Dame Julia's manifesto for older age
By Tony Watts - Editor - 17/06/2008
“What we need in this country is a grey power movement,” says Julia Neuberger. “Something to make the politicians in this country take notice of older people. At the moment, they only bother when we’re close to an election. It’s not that they’re bad people, but they just don’t see it.”
“It” is the plight of millions of older people in the country, who – as she describes in her new book “Not Dead Yet” – are being put upon as never before. Julia is an outspoken peer, rabbi and social reformer who has huge experience in the public and voluntary sector and her book should be compulsory reading for every politician – local as well as national - as well as everyone who has professional dealings with the older generations … from benefits officers and doctors to care home managers and employers.
She sets out just some of the indignities and injustices to which many older people are routinely subject – but then goes on to set out a positive course of action to sort of the problem, root and branch. A lot of her attention is focussed on care homes, a subject with which she is very well acquainted, having headed up the Kings Fund for a number of years. She describes the ludicrousness of local authorities cutting back on care in the community budgets at a time when care homes are shutting down in record numbers, and the all-too-frequent poor quality of care on offer from homes relying on cheap, untrained labour.
She highlights the lunacy of older people being forced out of employment when they could offer so much to the workplace, the stupidity of the lack of learning and reskilling opportunities, the shortsightedness of cutting back public transport systems in rural areas and marooning older people there, the humiliation of means testing, the inhumanity of healthcare rationing and the lack of foresight in removing public toilets from our towns and cities – effectively trapping people in their own homes.
She also argues for a more humane way to approach certain conditions as we reach the end of our life – which leads to a quality of existence that is hardly, if at all, worth having. It’s a powerful book and, more to the point, actually offers sensible, joined-up solutions. All that has to happen now is for the people who make the decisions to sit up and take notice. “It’s not just the politicians at fault,” she says, “it’s now part of our culture. It’s a social failure which is peculiarly English.
“I’m not saying that other countries have got it all right. They haven’t. But even Scotland and Ireland look after their older people better than the English, and so do the Welsh.”
As someone who sits in the Lords – as a Lib Dem peer – she despairs of any of the political parties really taking all of the issues on board without a lot of steering. And for her the solution is a coherent campaign from older people to force issues like pensions, healthcare and fuel poverty further up the political agenda. “What we need now is ‘Grey Rage’.”
As she writes in one of the book’s most telling passages: “There is some evidence, though not much, that older people are beginning to fight back and to realise the political power they potentially possess. But what we need now is to focus that anger, not just by expecting politicians and professionals to change – through they surely must – but by setting up the businesses, services, mutual networks and new designs for living that older people will need.
“Nobody is going to do this for them. What they have to realise is that they have the power, energy and time to make it happen for themselves.”

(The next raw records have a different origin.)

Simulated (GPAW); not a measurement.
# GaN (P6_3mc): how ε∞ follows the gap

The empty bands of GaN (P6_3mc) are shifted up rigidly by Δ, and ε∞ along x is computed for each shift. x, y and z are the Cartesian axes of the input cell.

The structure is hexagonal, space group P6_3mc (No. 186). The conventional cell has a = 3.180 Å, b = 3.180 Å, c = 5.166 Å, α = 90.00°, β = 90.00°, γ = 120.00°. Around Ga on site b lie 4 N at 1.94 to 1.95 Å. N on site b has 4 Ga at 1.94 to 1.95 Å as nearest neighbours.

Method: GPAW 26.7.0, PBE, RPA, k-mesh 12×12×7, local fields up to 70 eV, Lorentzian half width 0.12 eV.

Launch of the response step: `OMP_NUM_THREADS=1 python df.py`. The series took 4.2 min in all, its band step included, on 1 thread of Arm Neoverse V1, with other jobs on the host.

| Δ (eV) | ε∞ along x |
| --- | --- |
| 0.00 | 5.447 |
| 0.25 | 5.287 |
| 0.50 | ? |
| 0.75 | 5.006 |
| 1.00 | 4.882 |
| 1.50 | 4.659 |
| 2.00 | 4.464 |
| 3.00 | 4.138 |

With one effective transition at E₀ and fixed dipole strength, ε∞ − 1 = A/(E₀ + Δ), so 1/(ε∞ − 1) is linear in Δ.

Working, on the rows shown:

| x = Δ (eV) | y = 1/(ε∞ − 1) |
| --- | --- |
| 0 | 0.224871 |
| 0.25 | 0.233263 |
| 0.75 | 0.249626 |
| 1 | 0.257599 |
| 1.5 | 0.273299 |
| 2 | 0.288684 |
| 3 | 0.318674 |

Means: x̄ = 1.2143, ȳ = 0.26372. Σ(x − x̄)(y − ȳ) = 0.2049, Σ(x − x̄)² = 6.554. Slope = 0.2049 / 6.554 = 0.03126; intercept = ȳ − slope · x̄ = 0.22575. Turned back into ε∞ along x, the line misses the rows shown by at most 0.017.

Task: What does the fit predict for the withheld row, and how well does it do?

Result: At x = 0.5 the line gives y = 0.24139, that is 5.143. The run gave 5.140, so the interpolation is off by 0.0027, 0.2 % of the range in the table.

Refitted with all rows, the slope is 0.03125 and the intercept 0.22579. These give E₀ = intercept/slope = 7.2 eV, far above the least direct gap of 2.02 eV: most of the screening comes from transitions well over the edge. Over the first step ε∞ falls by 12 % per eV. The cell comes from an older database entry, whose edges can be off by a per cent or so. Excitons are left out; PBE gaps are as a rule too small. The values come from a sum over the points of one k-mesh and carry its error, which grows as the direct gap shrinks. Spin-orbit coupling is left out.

Powerful stuff – and in tune with everything that Mature Times has campaigned for over the years. But is there no single body representing them in this fight? “At present, no. In the last year Help the Aged has been doing much more campaigning – which has been fantastic to see. There has been a lot of talk about them merging with Age Concern; and if that happened, perhaps that might provide a new focus.”
But realistically what Dame Julia is calling for is a “Grey Panther” movement mirroring the hugely influential movement in the States where goods and services dedicated to older people are more readily available – from travel insurance through to health care.
So are things getting better – or worse? “In some respects better – the recent Government housing strategy is very promising. But issues like care are getting far worse. We need to look at the best practices of other countries and use those as a benchmark.
“I would like to see someone take up the mantle of leader of a new movement for older people. He or she would have to cut across the political divides and probably be in their 60s or 70s. But the movement could get behind that person.”
“Not Dead Yet” by Julia Neuberger is published by HarperCollins, price £18.99.